Leasing type | License and resource control | Regulatory oversight |
---|---|---|
“Spectrum manager” | Licensee maintains de jure control of license, de facto control over leased spectrum | No approval required from FCC |
“De facto transfer” | De facto control of license transferred | Approval by FCC immediate, unless following concern(s) raised which stipulate 21-day review: (1) violation of eligibility and use restrictions; (2) foreign ownership; (3) transfers by designated entity and entrepreneur licenses; (4) harm to competition, and (5) other public interest concerns. |
Table 1: Leasing Types created by FCC Orders
The Orders moved toward accomplishing the framework, more clearly defining the spectrum usage rights of license holders and facilitating entry and exit. The FCC concurred with the NTIA’s argument that there should be no secondary user registration or certification requirements. Instead, licensees should be required “(1) to maintain on file contact information for any secondary users of their spectrum, (2) to have contractual authority to terminate the lease in response to a violation of law or interfering use by the lessee, (3) to approve any subsequent subleases, and (4) to assist in enforcement of lease conditions and administrative regulations.” Another important conclusion reached by the FCC was that any review, if one were needed at all, was focused on the licensee’s qualifications and/or competition policy concerns.
The cumulative effect of the FCC reforms (along with subsequent developments in the market, e.g., the creation of various trading platforms) has been growth in secondary market trades (Mayo and Wallsten 2010). And while the Commission continues to review its rules addressing competitive harms, the main policy takeaway, one with which economists generally agree, is that the secondary market should be largely unregulated (Hahn and Passell 2013). Any policy should encourage spectrum to be allocated to its highest valued uses, and thus to the party willing to pay most for the right to use it (4).
Parallels and lessons for the IP address market
Arguably a situation similar to the 1990s spectrum environment exists today around IP addresses. There is continuing growth of Internet services and demand for IPv4 addresses (despite the ideal of a transition to IPv6), the free-pool is approaching exhaustion, and a substantial portion of addresses (some estimate as many as 1 billion) are not being utilized, i.e., routed publicly. Subsequently, initial RIR policies facilitating a secondary market have been adopted.
According to our analysis, that secondary market is well underway. From November 2009 to the end of the first quarter of 2013 that there were almost 150 transactions, 312 distinct blocks traded, and a sum total of 9.4M unique IP addresses. These resources have been exchanged under RIRs transfer policies, and are “licensed” by a RIR Registry Service Agreement (RSA) or some undisclosed variation of a Legacy RSA (LRSA) which preserves certain rights of use for the address holder. In addition (and not captured in the above analysis), there are allegedly secondary market transactions where the licensee maintains de jure control of the addresses and subleases them to another party. And finally, there are allegedly transfers of legacy address resources occurring not involving any contractual arrangement with the RIRs. The transfer and use of these latter “unlicensed” resources is governed almost exclusively by the market.

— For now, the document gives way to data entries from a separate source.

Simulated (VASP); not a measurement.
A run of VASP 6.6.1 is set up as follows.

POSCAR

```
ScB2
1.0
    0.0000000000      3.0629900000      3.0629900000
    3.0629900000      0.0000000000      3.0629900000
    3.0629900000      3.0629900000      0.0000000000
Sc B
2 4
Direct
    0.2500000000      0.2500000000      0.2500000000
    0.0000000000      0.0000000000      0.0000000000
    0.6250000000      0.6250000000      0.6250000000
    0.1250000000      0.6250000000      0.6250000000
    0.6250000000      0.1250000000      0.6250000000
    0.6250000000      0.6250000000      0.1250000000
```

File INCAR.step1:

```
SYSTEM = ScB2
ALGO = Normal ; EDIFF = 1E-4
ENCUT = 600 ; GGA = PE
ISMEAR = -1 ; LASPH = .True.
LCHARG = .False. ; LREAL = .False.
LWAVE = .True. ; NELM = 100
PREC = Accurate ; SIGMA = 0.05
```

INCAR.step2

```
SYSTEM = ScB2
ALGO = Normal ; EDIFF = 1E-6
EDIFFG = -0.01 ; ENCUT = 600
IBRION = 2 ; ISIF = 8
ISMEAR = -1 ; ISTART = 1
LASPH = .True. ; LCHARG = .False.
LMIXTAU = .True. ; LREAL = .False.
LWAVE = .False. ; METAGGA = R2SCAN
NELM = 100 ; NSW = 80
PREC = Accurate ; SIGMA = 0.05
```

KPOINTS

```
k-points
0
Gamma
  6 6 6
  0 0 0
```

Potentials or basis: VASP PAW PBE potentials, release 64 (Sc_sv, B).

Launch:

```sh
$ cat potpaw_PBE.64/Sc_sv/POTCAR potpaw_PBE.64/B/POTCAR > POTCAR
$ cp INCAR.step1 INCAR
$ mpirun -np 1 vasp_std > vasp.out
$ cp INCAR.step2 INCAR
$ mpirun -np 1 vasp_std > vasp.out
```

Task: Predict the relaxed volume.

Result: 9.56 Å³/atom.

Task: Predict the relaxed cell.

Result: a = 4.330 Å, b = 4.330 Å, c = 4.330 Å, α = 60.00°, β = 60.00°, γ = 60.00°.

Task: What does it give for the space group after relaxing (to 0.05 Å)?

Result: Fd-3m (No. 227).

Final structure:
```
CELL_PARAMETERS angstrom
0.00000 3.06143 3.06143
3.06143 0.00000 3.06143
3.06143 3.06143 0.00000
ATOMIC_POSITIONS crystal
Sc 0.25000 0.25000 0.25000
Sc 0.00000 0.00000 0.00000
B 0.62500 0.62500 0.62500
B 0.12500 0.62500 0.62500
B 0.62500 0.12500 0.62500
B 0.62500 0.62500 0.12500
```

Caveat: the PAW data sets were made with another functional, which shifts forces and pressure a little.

The fact that so many secondary market transactions sidestep some of or otherwise avoid entirely the RIRs transfer policies should be a clear indicator to policymakers that something is amiss. We’ve argued that one culprit is the “needs assessment” requirement in the RIRs transfer policies, and continue to be puzzled by the dogmatic devotion of some to a provision that would certainly be viewed as odd in the spectrum world. What is more confounding is the recurring argument that such a requirement helps prevent anti-competitive behavior.
One need look no further than one of the biggest deals for spectrum in United States history for evidence of how needs assessment fails to address these issues. In initially acquiring a sizable amount of valuable spectrum, cable companies (SpectrumCo) were accused of “hoarding” because they spent a lot of money to get spectrum when they were trying to work together to develop a cross-cable supplier mobile phone service to allow them to compete with the telcos. They never managed to pull it off, however, and so they sat on those frequencies for some time never really using them. This did not seem to be illegal. But it is a good example of how businesses really operate. They did intend to use the spectrum – but they acquired it first when they had a chance and then set about trying to make the (ultimately failed) joint business arrangements to put it to use. Some might say this proves how irrational a market-based system is, but au contraire: the cable operators could have and would have passed a “needs” test. Had they been able to pull together a joint mobile service they would have needed those frequencies, and it would have been easy to show business plans to that effect. Ultimately, the cable companies sold the spectrum to Verizon in the secondary market, in a deal that underwent extensive competition analysis before approval. In that transaction too, nothing in a needs test would have prevented Verizon from buying the spectrum from the cable companies, because Verizon could make use of the spectrum.
Tthe focus of address policymakers should be on using competition policy tools. Something similar to the FCC’s case-by-case approach using a screening process to help identify where the acquisition of spectrum resources provides particular reason for further competitive analysis could certainly be implemented in the address secondary market. The FCC’s screening of spectrum acquisitions initially considers objective changes in market concentration (as a result of the transaction) and is based on the size of the post-transaction Herfindahl-Hirschman Index (HHI) and the change in the HHI. (FCC 2012, 5) Furthermore, it examines the amount of spectrum resources suitable and available on a market-by market basis for the provision of mobile telephony/broadband service. (5) Theoretically, the screening of address transactions would be easier since addresses don’t have the added complications of frequency characteristics or geographic considerations like spectrum. Probably the biggest hurdle to overcome would be pressure from the RIRs and governments to include the geographical constructs of “regions” and states in defining markets. But that is a need to discuss another day.
[1] Promoting Efficient Use of Spectrum Through Elimination of Barriers to the Development of Secondary Markets, Report and Order and Further Notice of Proposed Rulemaking, 18 FCC Rcd 20604 (2003) (Secondary Markets First Report and Order); Promoting Efficient Use of Spectrum Through Elimination of Barriers to the Development of Secondary Markets, Second Report and Order, Order on Reconsideration, and Second Further Notice of Proposed Rulemaking, 19 FCC Rcd 17503 (2004) (Secondary Markets Second Report and Order).